Extending and Persisting Compiled Tries
This document explains how compiled Radixor tries can be reopened, extended, rebuilt, and stored for deployment.
Reopen and extend a compiled trie
FrequencyTrieBuilders.copyOf(...) reconstructs a mutable builder from a compiled trie. The reconstructed builder preserves the key-local value counts of the compiled trie as currently stored, making it suitable for subsequent modification and recompilation. Reconstruction is performed from the compiled state, not from the original unreduced insertion history.
import java.io.IOException;
import java.nio.file.Path;
import org.egothor.stemmer.FrequencyTrie;
import org.egothor.stemmer.FrequencyTrieBuilders;
import org.egothor.stemmer.PatchCommandEncoder;
import org.egothor.stemmer.ReductionMode;
import org.egothor.stemmer.ReductionSettings;
import org.egothor.stemmer.StemmerPatchTrieBinaryIO;
public final class ExtendCompiledStemmerExample {
private ExtendCompiledStemmerExample() {
throw new AssertionError("No instances.");
}
public static void main(final String[] arguments) throws IOException {
final FrequencyTrie<String> compiledTrie = StemmerPatchTrieBinaryIO.read(
Path.of("stemmers", "english.radixor.gz"));
final ReductionSettings settings = ReductionSettings.withDefaults(
ReductionMode.MERGE_SUBTREES_WITH_EQUIVALENT_RANKED_GET_ALL_RESULTS);
final FrequencyTrie.Builder<String> builder = FrequencyTrieBuilders.copyOf(
compiledTrie,
String[]::new,
settings);
builder.put("microservices", "Na");
final FrequencyTrie<String> updatedTrie = builder.build();
StemmerPatchTrieBinaryIO.write(
updatedTrie,
Path.of("stemmers", "english-custom.radixor.gz"));
}
}
This enables a layered workflow:
- start from a bundled or already compiled stemmer,
- reconstruct a builder,
- add custom lexical data,
- compile and persist a new binary artifact.

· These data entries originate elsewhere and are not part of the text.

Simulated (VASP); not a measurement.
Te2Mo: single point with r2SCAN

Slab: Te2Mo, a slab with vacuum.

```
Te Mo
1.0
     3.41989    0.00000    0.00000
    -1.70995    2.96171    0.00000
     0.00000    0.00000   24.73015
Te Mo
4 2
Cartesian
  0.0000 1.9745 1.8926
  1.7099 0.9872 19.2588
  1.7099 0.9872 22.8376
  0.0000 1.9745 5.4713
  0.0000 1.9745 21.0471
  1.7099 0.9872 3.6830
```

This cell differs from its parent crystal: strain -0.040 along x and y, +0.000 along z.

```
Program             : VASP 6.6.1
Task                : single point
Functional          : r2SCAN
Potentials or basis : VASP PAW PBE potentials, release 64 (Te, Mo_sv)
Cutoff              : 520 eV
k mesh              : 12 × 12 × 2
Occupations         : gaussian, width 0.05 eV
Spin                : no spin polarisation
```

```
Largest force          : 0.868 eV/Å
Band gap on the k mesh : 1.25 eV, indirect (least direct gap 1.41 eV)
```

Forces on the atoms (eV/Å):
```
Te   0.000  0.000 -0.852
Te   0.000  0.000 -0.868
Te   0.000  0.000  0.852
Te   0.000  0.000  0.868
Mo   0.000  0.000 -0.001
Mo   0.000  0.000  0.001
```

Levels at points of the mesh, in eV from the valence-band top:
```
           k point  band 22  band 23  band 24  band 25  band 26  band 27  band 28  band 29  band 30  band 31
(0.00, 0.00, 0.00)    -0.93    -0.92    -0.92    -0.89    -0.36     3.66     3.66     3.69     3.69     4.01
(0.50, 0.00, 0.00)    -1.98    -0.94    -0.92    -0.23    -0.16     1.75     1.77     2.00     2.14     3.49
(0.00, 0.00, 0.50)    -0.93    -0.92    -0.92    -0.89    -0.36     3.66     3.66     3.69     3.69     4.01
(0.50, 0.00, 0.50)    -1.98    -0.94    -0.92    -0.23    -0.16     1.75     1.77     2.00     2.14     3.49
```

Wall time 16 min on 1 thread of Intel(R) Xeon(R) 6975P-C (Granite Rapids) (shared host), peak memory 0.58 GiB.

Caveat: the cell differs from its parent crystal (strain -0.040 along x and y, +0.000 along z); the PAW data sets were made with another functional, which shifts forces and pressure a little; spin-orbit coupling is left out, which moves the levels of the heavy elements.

Persist and deploy compiled tries
StemmerPatchTrieBinaryIO reads and writes patch-command tries as GZip-compressed binary files. StemmerPatchTrieLoader exposes convenience methods around the same persistence functionality.
import java.io.IOException;
import java.nio.file.Path;
import org.egothor.stemmer.StemmerPatchTrieBinaryIO;
StemmerPatchTrieBinaryIO.write(trie, Path.of("stemmers", "english.radixor.gz"));
In deployment terms, the cleanest model is usually:
- compile once,
- persist the binary artifact,
- load the artifact directly in runtime services.
Binary-first operational model
For larger dictionaries or controlled deployment environments, a binary-first workflow is usually the most robust choice:
- prepare the compiled trie offline,
- keep the preparation step outside the runtime startup path,
- version and distribute the binary artifact,
- load the finished trie directly in production.
This model works especially well when domain-specific extensions are added in layers and then recompiled into a new read-only artifact.